Efficient Inference of Optimal Decision Trees

Paper link: http://florent.avellaneda.free.fr/dl/AAAI20.pdf

The source code is designed to be compiled and executed on GNU/Linux.

Dependencies

g++
cmake
minisat : http://minisat.se/
xdot : https://github.com/jrfonseca/xdot.py
CLI11 : https://github.com/CLIUtils/CLI11

Example of installing dependencies for Ubuntu

The following instructions have been tested on Ubuntu 19.04

sudo apt install g++ cmake minisat2 xdot libzip-dev libboost-dev

CentOS 7

search yum install minisat2 https://centos.pkgs.org/7/lux/minisat2-libs-2.2.1-1.el7.lux.x86_64.rpm.html

git clone https://github.com/zhzdeng/minisat sudo cp -r minisat/minisat /usr/local/include/

yum install epel-release yum install gcc-c++ cmake xdotool libzip-devel boost-devel

sudo echo '[group_kdesig-cmake3_EPEL] name=Copr repo for cmake3_EPEL owned by @kdesig baseurl=https://copr-be.cloud.fedoraproject.org/results/@kdesig/cmake3_EPEL/epel-7-$basearch/ type=rpm-md skip_if_unavailable=True gpgcheck=1 gpgkey=https://copr-be.cloud.fedoraproject.org/results/@kdesig/cmake3_EPEL/pubkey.gpg repo_gpgcheck=0 enabled=1 enabled_metadata=1' >> /etc/yum.repos.d/cmake3.repo

yum install cmake3

sudo yum install centos-release-scl sudo yum install devtoolset-9-gcc* scl enable devtoolset-9 bash gcc -v

Build

cmake .
make

Running

Infer a decision tree with the algorithm DT_depth for the dataset "mouse":

./InferDT -d data/mouse.csv -v infer

Infer a decision tree with the algorithm DT_size for the dataset "car":

./InferDT data/car.csv -v infer

Run a 10-cross-validation on the dataset "mouse" with the algorithm DT_size:

./InferDT data/mouse.csv bench

Infer a decision tree with the algorithm DT_size for the training set balance-scale.csv.train1 and evaluate the model with the testing set balance-scale.csv.test1:

./InferDT data/balance-scale.csv.train1.csv infer -t data/balance-scale.csv.test1.csv

Print a help message:

./InferDT --help

Benchmarks

We ran experiments on Ubuntu with Intel Core CPU i7-2600K @ 3.40 GHz.

Verwer and Zhang Datasets

The datasets we used are extracted from the paper of Verwer and Zhang and are available at (https://github.com/SiccoVerwer/binoct).

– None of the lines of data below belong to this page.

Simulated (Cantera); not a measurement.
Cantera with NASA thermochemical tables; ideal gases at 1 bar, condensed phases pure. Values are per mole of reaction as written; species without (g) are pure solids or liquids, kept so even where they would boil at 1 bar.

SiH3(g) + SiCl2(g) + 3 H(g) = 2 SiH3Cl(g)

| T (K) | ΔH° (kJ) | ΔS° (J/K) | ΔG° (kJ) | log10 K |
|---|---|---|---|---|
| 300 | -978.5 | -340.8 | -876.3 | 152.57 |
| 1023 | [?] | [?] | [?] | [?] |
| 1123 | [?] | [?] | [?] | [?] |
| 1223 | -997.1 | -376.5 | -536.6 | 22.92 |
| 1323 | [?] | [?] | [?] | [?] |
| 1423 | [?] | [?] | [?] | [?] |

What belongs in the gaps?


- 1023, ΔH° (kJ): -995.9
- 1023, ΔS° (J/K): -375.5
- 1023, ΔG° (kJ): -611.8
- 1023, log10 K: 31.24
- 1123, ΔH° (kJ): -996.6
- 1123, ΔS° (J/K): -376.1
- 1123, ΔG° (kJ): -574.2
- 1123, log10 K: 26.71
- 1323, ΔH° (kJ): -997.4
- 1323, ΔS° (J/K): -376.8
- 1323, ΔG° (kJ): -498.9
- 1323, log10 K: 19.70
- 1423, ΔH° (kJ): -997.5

Dataset	S	B	Time DT_depth	Accuracy DT_depth	k	n for DT_size	Time DT_size	Accuracy DT_size	Accuracy BinOCT*
iris	150	114	18 ms	92.9 %	3	10.6	30 ms	93.2 %	98.4 %
monks1	124	17	24 ms	90.3 %	4.4	17	80 ms	95.5 %	87.1 %
monks2	169	17	190 ms	70.2 %	5.8	47.8	9.1 sec	74.0 %	63.3 %
monks3	122	17	30 ms	78.1 %	4.8	23.4	210 ms	82.6 %	93.5 %
wine	178	1276	600 ms	89.3 %	3	7.8	1.2 sec	92.0 %	88.9 %
balance-scale	625	20	50 sec	93.0 %	8	268	183 sec	92.6 %	77.5 %

S: Number of examples in the dataset

B: Number of Boolean features in the dataset

Time DT_depth: Time used by our algorithm with parameter "-d"

Accuracy DT_depth: Accuracy of our algorithm with parameter "-d"

k: Depth of inferred decision trees

n: Number of nodes in inferred decision trees

Time DT_size: Time used by our algorithm without parameter "-d"

Accuracy DT_size: Accuracy of our algorithm without parameter "-d"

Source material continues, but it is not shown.